Fractals: they’re gorgeous, seemingly simple and yet infinitely complex. But they’re not just pretty to look at --what if we could harness the mathematics of these fascinating patterns...and use them to totally transform our electronics?
But first, we need to cover what fractals are. A fractal is a ‘self-similar’ shape, so if you zoom into it, you will see that same shape again. Take a fern --each little frond is a miniature replica of the larger plant. Or take Romanesco broccoli, a snowflake, or even the blood vessels in your lungs. Each smaller part looks like a miniature version of the whole.
But the thing about fractals in nature is that they are not mathematically perfect. The mini version of the fern leaf may differ slightly from the whole. Plus, if you zoom in enough you’ll hit the cellular, molecular, and atomic levels that don’t adhere to the pattern. There’s only so far you can go before the fractal breaks down.

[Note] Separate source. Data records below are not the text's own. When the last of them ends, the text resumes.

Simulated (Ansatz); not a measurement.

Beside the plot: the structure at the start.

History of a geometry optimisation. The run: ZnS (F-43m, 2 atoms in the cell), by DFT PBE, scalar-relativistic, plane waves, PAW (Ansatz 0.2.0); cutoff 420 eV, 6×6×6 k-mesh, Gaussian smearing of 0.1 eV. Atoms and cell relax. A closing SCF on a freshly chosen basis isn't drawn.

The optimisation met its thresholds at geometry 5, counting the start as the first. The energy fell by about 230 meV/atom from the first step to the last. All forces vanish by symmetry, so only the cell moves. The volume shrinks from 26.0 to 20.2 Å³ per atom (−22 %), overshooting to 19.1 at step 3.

That’s in contrast to pure fractals that are mathematically infinite. These are the kind used to create those screensavers you’ve probably seen, the most famous being the Mandelbrot set. This visualization is the result of a relatively simple math formula that includes something called recursion, which applies the same mathematical step to each further iteration of the shape.
Short Summary: Fractals aren’t just crazy cool mathematically infinite shapes. They might just have the capacity to revolutionize modern electronics as we know it.